Debt stays put in third quarter
General government debt remained virtually unchanged in the third quarter of the year from the previous quarter, according to data released on Wednesday by the State General Accounting Office, while the finance minister stressed to foreign diplomats that households have lost a third of their disposable income in the space of just four years.
The data showed Greek debt at 321.8 billion euros at the end of the July-September period, equal to 169 percent of the country’s gross domestic product. This was almost the same as the debt recorded at the end of the year’s second quarter – 321.3 billion euros. However it is considerably higher than the debt level a year earlier, when it had stood at 303.5 billion euros, which means an increase of 18.3 billion.
Data reveal that in the crucial couple of years to follow, 2014-15, Greece will have to repay 45.5 billion euros, while up to 2021 the payable debt amounts to 81.4 billion euros. This means that if the country manages to meet its obligations for the next two years, its debt spread in the following years will be reduced to a much more manageable level that will not exceed 9-10 billion euros per annum.
Minister Yannis Stournaras presented on Wednesday the results of the country’s fiscal adjustment to European ambassadors in a working meal in the context of the Lithuanian presidency of the European Union. He told the diplomats that Greek households have seen their disposable income slashed by 35 percent since 2009, while the country’s economy has shrunk by a total of 25 percent since 2008.

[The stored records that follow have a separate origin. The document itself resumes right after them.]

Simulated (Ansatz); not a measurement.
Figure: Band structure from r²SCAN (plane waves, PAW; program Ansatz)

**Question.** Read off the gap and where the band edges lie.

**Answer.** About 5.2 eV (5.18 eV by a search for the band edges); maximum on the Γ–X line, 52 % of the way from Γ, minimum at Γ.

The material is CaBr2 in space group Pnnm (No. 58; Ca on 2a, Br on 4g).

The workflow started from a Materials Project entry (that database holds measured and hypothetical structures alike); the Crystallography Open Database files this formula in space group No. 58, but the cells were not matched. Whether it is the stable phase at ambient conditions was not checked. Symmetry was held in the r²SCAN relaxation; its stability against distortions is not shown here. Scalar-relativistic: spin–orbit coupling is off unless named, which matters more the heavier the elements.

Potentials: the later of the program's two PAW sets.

“By the end of 2013 Greece will have completed more than 80 percent of its necessary fiscal adjustment, so as to reduce its debt to sustainable levels by 2020,” Stournaras told the ambassadors in a break from his meetings with the representatives of the country’s creditors.
“Today we are optimistic about the future,” he added, reiterating that the recession this year will be at 4 percent or less before the economy returns to growth next year.